PLAYBILL: The Sterling Awards before the storm

It’s obviously now OK to say the f-word in polite company – because the Edmonton production of a play called Stupid Fucking Bird swept the 2017 Sterling Awards.

Honouring the best in Edmonton theatre among polire company at the Mayfield Theatre Monday night, there were seven awards given to this spin on Anton Chekhov’s The Seagull, including outstanding director Dave Horak, outstanding lead make actor Mat Simpson and outstanding independent production. It is not known if anyone played a drinking game every time the title of the play was mentioned.

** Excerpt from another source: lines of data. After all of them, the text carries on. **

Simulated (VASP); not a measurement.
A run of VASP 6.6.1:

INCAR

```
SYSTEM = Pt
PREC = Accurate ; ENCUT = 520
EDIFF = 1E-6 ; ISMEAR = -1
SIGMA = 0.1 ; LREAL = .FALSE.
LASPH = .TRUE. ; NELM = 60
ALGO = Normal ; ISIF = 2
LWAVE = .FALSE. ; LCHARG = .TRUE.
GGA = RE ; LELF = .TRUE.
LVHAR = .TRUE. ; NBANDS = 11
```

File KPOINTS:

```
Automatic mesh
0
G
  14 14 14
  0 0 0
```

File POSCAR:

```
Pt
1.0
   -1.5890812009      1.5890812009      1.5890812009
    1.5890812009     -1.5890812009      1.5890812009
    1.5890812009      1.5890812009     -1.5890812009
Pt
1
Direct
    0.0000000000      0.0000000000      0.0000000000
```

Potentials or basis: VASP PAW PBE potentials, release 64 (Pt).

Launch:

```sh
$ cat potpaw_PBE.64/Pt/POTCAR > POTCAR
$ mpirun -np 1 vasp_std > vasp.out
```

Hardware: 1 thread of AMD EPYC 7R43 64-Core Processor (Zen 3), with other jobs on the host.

Horak says, “I’m feeling overwhelmed by being recognized by the Edmonton theatre community. As a small, independent production that relied heavily on a lot of help from a lot of people, it warms my little artist’s heart that the Sterling jury gave the show a few nods of recognition.”

Also in the victory box is Chris Craddock’s Irma Voth – a tale of a Mennonite girl who wants to leave the clan – with four awards, including best lead actress Andréa Jorawsky, and the overall outstanding play of the year. “I was honoured to be nominated at all, and to win was a thrill in this old man’s heart,” Craddock says. “This community gives and gives and I am a proud member. But we can’t be complacent. We can do even better and be even better.”

The musical Crazy for You at the Citadel is one of the other multiple winners, with three awards, including outstanding musical and costumes. In the Fringe categories, The Fall of the House of Atreus: A Cowboy Love Song also took three awards.

The full Sterling list is on Liz Nicholls site, 12thnight.ca.

It’s time now to ease into the less hectic summer theatre season, a relative calm, but not really, before the storm that is the Fringe.

Freewill Shakespeare Festival

Some people say that maybe William Shakespeare is overexposed, and that maybe his work shouldn’t be taught in schools at the expense of other worthy or more modern playwrights. Would you kids would prefer Hemingway? The sun is up. The sun is yellow. The yellow sun is over the house. It is hot out here in the sun.

Let’s stick to Shakespeare.

Summer theatre in Edmonton is at its best in the Freewill Shakespeare Festival, outdoors at the Hawrelak Park’s Heritage Amphitheatre from June 20-July 16.

There are two plays on alternating nights. We have the Bard’s fluffiest work The Merry Wives of Windsor, in which Shakespeare’s favourite character Falstaff tries to put the make on two married women. It doesn’t go well. Set in the disco era, the whole thing is as subtle as a pie in the face. On the serious side is The Merchant of Venice, said to be Shakepeare’s “problem play,” dealing with antisemitism in Europe during the Middle Ages. In 2017, the Freewill players have set this work in 1939 Europe – an edgy setting that gives this 500-year-old play a more powerful impact.

Read review of The Merchant of Venice

Read review of The Merry Wives of Windsor

But Hark, A Voice!

Looks like Shakespeare in the park has a warm-up act with this roving family show running on the off-day Mondays July 3 and July 10 at 5 pm and 7 pm. The adventurous take on A Midsummer Night’s Dream populated by fairies and “rude mechanicals” begins at the Heritage Amphitheatre and promises to take patrons on a fantastic adventure through Hawrelak Park. Four shows are left, admission is limited, information on this and other Freewill sideshows is here.

I Love You, You’re Perfect, Now Change

The title pretty much says it all about romance, doesn’t it? Such is the dependable 1990s-era off-Broadway musical at the Mayfield Dinner Theatre – in fact a series of “musical vignettes” that explore every aspect of love from dating to being very married. I Love You, You’re Perfect, Now Change will play until July 30.

Read review

Going, Going, Gone!  

Also going strong into the summer, Teatro La Quindicina is presenting an all-new original world premiere for the second play of its season: Going, Going, Gone!, a lively comedy of misunderstandings written by Jana O’Connor, whose work can be heard on CBC’s The Irrelevant Show. Set in the 1930s en route from New York to Boston, the play stars Andrew MacDonald-Smith as an antiques dealer who gets caught in a romantic triangle, with Celine Dean and Davina Stewart, with Mark Meer a stand-out playing dozens of other roles. Meer was also one of the hosts of the Sterlings on Monday. Savoir Faire is everywhere!

Going Going Gone! plays until July 1 at the Varscona Theatre.